I've configured my own model in order to use Prodigy's active learning option. My dataset is a multiclass problem with 3 classes. My question is whether or not we can use Prodigy's active learning method to display the 3 options, rather than a binary option of accept/reject?
Along with this, is there a way to avoid showing the user/annotator what label the model has predicted? Curious, because I would look to avoid as much bias as possible from the annotator.
Thanks for your post and welcome to the Prodigy community
Here's a similar post that has been asked before:
That's a good question! Typically we would've assume the annotator wants it, but I can see certain types of task may want to remove them. Likely the best way would be to modify the css for .prodigy-label to make the label nothing. But let me talk to the team on Monday to see if there are other ideas!
Thanks for the quick response! We've looked at the recipes in detail and are still not making progress. I was wondering if you could give us some guidance in the right direction. We've been using the textcat_custom_model recipe on your GitHub as an outline, but when we still have trouble with configuring options to show up in the UI.
Here's the chunk of code where we are trying to get the options to appear in the UI:
class DummyModel(object):
def __init__(self, model_path, labels: List[str]):
self.custom_model = SetFitModel.from_pretrained(model_path)
self.labels = labels
def make_predictions(self, unlabeled_stream: Iterable[dict]):
# TODO: Use the current "best" model to make predictions
# and return both the label (e.g., Affirmed, Denied, etc)
# but also the "score" or confidence of that prediction
for example in unlabeled_stream:
sentence = [example["text"]] #for some reason the setfit model wants the text in an array
predictions = self.custom_model(sentence)

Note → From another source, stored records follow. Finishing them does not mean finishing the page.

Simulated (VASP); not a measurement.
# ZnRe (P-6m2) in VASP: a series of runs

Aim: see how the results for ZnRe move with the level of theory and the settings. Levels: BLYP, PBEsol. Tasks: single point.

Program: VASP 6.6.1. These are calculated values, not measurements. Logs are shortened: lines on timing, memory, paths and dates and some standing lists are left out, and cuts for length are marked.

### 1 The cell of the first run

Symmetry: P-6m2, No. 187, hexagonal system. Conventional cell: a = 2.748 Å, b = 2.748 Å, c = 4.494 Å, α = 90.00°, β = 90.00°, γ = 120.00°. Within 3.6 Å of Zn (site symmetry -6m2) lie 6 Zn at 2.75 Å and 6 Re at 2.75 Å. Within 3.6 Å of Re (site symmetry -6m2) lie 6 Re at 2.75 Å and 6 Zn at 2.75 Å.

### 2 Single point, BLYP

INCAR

score = torch.max(self.custom_model.predict_proba(sentence)) #grab the max probability in the tensor
#trying to show all options in UI
options = [{"id": label, "text": label} for label in self.labels]
print('options', options)
example["options"] = options
yield (score.item(), example)
We also added the choice_style in the config in this part of the code shown below:
return {
"view_id": "classification", # Annotation interface to use
"dataset": "custom_model_dataset", # Name of dataset to save annotations
"stream": model_predicted_stream, # Incoming stream of examples
"update": update, # Update callback, called with batch of answers
"config": {
"choice_style": "single",
"labels": label, # the labels for the manual interface
}
}
You can choose to use the model to filter the stream of examples so that you may prioritize which examples to annotate first without passing the predictions into the example. That way, you may still choose to prefer specific cases (maybe you've got a rare case you'd like to get more examples for) without leaking any information to the annotator.
Your example looks about right, I think you're interested in using the choice view_id instead of the classification one.
The choice interface allows you to select from a set of 3 choices. Have you looked into that interface? If so, is there a reason why it may not work for you?